Topping it All Off

November 19, 2011

The Nordic Warrior Queen is getting up in age and has started to feel the aches and pains of her approaching fifties. Her neck and back hurts, and she blames the bed. I told her she just needs to get her feet up in the air more often but she’s not buying it. So after much discussion, we decided to get a new mattress (to see where the old one went, read “Chasing the Sonata”).

First off, I think the people who run mattress companies are a bunch of crooks. You can spend a fortune on what amounts to nothing more than a giant Kotex. And two years after you buy it, that old mattress is obsolete and you deserve this brand new bed, the one that’s going to change your life. After all, you spend one-third of your life in bed (and hopefully a lot more, wink, wink), so you need a comfortable mattress, right?

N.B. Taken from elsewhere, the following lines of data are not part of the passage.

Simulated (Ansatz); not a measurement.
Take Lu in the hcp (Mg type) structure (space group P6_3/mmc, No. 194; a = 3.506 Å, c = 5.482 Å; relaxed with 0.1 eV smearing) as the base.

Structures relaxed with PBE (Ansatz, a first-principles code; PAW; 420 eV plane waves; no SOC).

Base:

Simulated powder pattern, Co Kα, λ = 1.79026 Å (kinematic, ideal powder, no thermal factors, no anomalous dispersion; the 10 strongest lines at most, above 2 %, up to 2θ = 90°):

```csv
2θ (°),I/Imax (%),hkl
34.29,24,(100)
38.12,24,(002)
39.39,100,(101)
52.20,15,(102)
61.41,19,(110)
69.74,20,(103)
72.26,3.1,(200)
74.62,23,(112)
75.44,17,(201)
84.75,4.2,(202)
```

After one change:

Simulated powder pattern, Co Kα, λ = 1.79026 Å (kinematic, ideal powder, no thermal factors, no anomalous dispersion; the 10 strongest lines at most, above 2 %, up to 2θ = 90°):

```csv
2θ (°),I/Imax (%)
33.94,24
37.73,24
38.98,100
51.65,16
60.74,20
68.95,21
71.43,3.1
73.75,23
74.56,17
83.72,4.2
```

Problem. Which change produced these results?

And in the end, what choice do you have? Everyone needs a place to sleep.

So she took the Sister-Wife out bed shopping. I wanted as little to do with the whole affair as possible. Those salesguys, with all their high-falutin theories on bed construction, and proper alignment, sleep modes and comfort systems. Whatever.

And all that bed testing. Rolling around on previously laid upon mattresses – it’s tedious at best, and seems to me a little too much like sharing a condom with a stranger.

But she finally decided on a Tempurpedic, which at least is more like a huge kitchen sponge than a Kotex.  They told her it was the same bed that Oprah sleeps on, so one could safely assume it has to be good, right?

We gave it a fair shot. The fucking thing cost $4000, so we basically had to. Eight weeks we slept on it. Sorry, Oprah, but we sent it back. I’m still waiting for the refund check. It should come any day now.

We looked at other beds. Posturpedics and Beautyrests, Sleep Numbers, iComforts, Perfect Sleepers, and ComforPedics. We tried Pillowtops, Firm, Extra Firm, Sort of Firm, Plush, Ultra, and Euro Top. I now know enough about beds to be the CEO of Serta.

After two weeks of lying in more beds than Heidi Fleiss, we finally said screw it and went back to basics. Sort of.

Why not build our own bed?

We started with a basic mattress. No fancy Smart-latex foam cores, nor individually-wrapped Titanium coils, patented Edge Systems, and Flameguard Rayon fiber Hypersoft covers. Just the same plain old mattress most of us grew up on.

And then, I supercharged it. Three inches of Talalay latex, two inches of NASA-approved high-density memory foam, three inches of free-range goose down, and a cover for each layer. Top that with 880-thread count Egyptian sheets and we were on our way to dreamland.

There was a small problem, however. After unwrapping the $700 worth of foam, latex, and fiber products, we were getting a little woozy from all the weird chemical smells coming from the visco-elastic polyurethanes, so we decided to open the windows and run down to the local pub for a couple beers until the smell cleared. Besides, we wanted to celebrate what would surely be the best night of sleep in our lives.

Unfortunately, we neglected to close the bedroom door before we left. Why would we? We’ve never had a problem with the dog before. What we didn’t anticipate was that the cute, adorable little toy poodle who my wife affectionately calls Annabelle Marie would think that digging several dozen holes in a $300 piece of latex would be so much fun.

We came home to enough bits of white shit floating through the air to cover the North Pole, and a dog that looked like a miniature Abominable Snowman. I didn’t quite kill her, but I admit she hides in the closet quite often.

It now takes me an hour to make the bed and we had to buy different sheets, ones deep enough to cover a circus tent, but at least her aches and pains are better. I have to consider it a success.

Now the only problem is my back. The damned bed’s too soft. Know anyone that wants to buy some slightly damaged latex?